# Snowflake utils example   

SnowflakeDataConnector is utility classMethods for interacting with Snowflake databases which provides a set of tools to simplify working with Snowflake databases 

**Functionality:**

- Connects to Snowflake using user or technical credentials.  
- Downloads data from Snowflake and saves it as pickle files.  
- Creates temporary tables in Snowflake.  
- Executes SQL queries and returns results as DataFrames.
- Uploads data from DataFrames to Snowflake tables.
- Delete part or clean the table
- Closes the Snowflake connection when done.

1. [Connection](#1)
2. [Download data](#2)
3. [Execute queries to df](#3)
4. [Create tmp tables](#4)
5. [Upload data](#5)
6. [Clean data from table](#6)
7. [Close connection](#7)

# 1
## Connection 

A connector is created when the class is initialized

Connectors of 2 types:  
- **by user** with normal authorization
To create a connection via user credentials it is necessary to pass only `user` account when initializing the class
- **by tech account**  
To create a connection via technical account it is necessary to pass both `tech_login` and `tech_key` when initializing the class 

In [5]:
# !pip3 install --upgrade snowflake-sqlalchemy

In [1]:
import os
from getpass import getpass

from utils.snowflake_utils import SnowflakeDataConnector

In [2]:
# With user
sf_user = '---'

### With ML tech account
tech_login = '...'
tech_key   = getpass("Enter tech_key: ")

Enter tech_key:  ········


In [1]:
# with sf_user
sf_connector = SnowflakeDataConnector(user=sf_user)

In [3]:
# Or with tech acc
sf_connector_tech = SnowflakeDataConnector(tech_key=tech_key, tech_login=tech_login)
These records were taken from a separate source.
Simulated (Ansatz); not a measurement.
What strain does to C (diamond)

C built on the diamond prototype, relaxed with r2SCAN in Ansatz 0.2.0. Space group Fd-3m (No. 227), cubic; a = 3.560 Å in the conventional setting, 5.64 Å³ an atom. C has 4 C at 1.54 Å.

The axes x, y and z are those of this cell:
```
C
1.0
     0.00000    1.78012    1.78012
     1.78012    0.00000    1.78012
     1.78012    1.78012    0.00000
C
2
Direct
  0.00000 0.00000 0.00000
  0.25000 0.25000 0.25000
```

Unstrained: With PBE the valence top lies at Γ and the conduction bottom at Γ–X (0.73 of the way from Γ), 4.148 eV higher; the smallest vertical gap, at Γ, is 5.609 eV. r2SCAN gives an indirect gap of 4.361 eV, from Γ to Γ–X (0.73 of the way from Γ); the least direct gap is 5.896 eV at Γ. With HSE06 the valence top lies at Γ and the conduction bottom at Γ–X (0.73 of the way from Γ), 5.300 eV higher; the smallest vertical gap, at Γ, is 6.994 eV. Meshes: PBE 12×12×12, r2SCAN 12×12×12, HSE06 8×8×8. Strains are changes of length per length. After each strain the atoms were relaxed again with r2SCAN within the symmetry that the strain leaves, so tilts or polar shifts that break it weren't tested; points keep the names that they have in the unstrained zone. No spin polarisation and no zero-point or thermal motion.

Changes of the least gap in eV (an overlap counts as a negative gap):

Connected to Snowflake with Tech acccount


# 2
## Download data

In [10]:
DEPTH      = 10        # Download Depth -> make it really big for full history 
BATCH_SIZE = 3000000   # SnowFlake Batches

In [11]:
########################### Queries
###########################################################

START_DATE = '2023-10-01'
END_DATE   = '2023-10-02'

users = {
    'query': """
             SELECT 
             *
             FROM tbl
             LIMIT 1000
             """,
    'raw_folder_path': 'data/raw/users',
    'full_file_folder': 'data/',
    'file_name': 'users', 
}

subscription = {
    'query':  f'''
                select *
                from tbl1
                where True
                and TRANSACTION_TS>='{START_DATE}'
                and TRANSACTION_TS<'{START_DATE}'
                ''',
    
    'raw_folder_path': 'data/raw/subscription',
    'full_file_folder': 'data/',
    'file_name': 'subscription'
}

transaction = {
    'query':  f'''
                select *
                from tbl2
                where True
                and TRANSACTION_TS>='{START_DATE}'
                and TRANSACTION_TS<'{END_DATE}'
                ''',
    
    'raw_folder_path': 'data/raw/transaction',
    'full_file_folder': 'data/',
    'file_name': 'transaction'
}


load_list = [users, subscription, transaction]

In [12]:
########################### Download
###########################################################

for data in load_list:
    sf_connector.download_data(query=data['query'],
                               raw_folder_path=data['raw_folder_path'],
                               full_file_folder=data['full_file_folder'],
                               file_name=data['file_name'],
                               depth=DEPTH,
                               batch=BATCH_SIZE
                               # join=True, ---- DEFAULT - to join into a single file
                              )

users data loading...


 10%|████▍                                       | 1/10 [00:00<00:01,  6.09it/s]


users data loaded in data/raw/users, 1 files


100%|█████████████████████████████████████████| 10/10 [00:00<00:00, 2314.10it/s]


subscription data loading...


  0%|                                                    | 0/10 [00:00<?, ?it/s]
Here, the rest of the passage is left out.